As the Internet evolves over the years, a large number of applications emerge, ranging from HTTP, FTP to P2P, and more recently multimedia streaming, on-line game and social networks, with varying service requirements in terms of bandwidth, delay, loss rate and so on. Still, the Internet traffic exhibits a high variability property - the majority of the flows are of small sizes while a small percentage of very long flows contribute to a large portion of the traffic volume. Several studies reveal that small flows are in general related to interactive applications - such examples consist of Web browsing, mail checking, DNS queries, and more recently tweets, posts, chats, etc. - for which one expects to obtain good user perceived performance, most often in terms of short response time. However, the classical FIFO/drop-tail scheme deployed in today's routers/switches
is well known to bias against short flows over long ones.
To tackle this issue over a best-effort network, a great deal of size-based scheduling solutions have been proposed in the last decade. The key idea is to favor short flows at the expense of long ones. Although appealing by offering small response time to short flows, most of them feature one or more significant drawbacks/limits: starvation to long flows, scheduling decision based on a single dimension, namely flow size, global modification of end hosts, and the overhead of flow state maintenance. In this thesis, we have proposed a novel and simple scheduling algorithm named EFD (Early Flow Discard), which is able to overcome all the drawbacks aforementioned.

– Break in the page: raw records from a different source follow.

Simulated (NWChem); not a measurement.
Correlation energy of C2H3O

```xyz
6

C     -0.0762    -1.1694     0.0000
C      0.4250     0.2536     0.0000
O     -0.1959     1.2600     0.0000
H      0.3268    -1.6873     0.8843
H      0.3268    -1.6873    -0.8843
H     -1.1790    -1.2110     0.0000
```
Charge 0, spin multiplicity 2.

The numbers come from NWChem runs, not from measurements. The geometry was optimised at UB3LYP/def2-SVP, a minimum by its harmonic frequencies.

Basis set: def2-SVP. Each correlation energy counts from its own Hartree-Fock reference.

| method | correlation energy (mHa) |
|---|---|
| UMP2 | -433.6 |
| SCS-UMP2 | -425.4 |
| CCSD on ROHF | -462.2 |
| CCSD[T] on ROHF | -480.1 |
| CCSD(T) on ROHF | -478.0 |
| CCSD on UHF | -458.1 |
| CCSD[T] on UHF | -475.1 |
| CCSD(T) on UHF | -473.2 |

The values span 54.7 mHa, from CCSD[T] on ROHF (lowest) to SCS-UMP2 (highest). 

In this manuscript, we first evaluate the performance of EFD in a single-bottleneck wired network through extensive simulations. We then discuss the possible variants of EFD and EFD's adaptations to 802.11 WLANs - mainly refer to EFDACK and PEFD, which keep track of the volumes exchanged in both directions or simply count packets in a single direction, aiming at improving the flow level fairness and interactivity in WLANs. Finally, we devote ourselves to profiling enterprise traffic, and further devise two workload models - one that takes into account the enterprise topological structure and the other that incorporates the impact of the applications on top of TCP - to help to evaluate and compare the performance of scheduling policies in typical enterprise networks.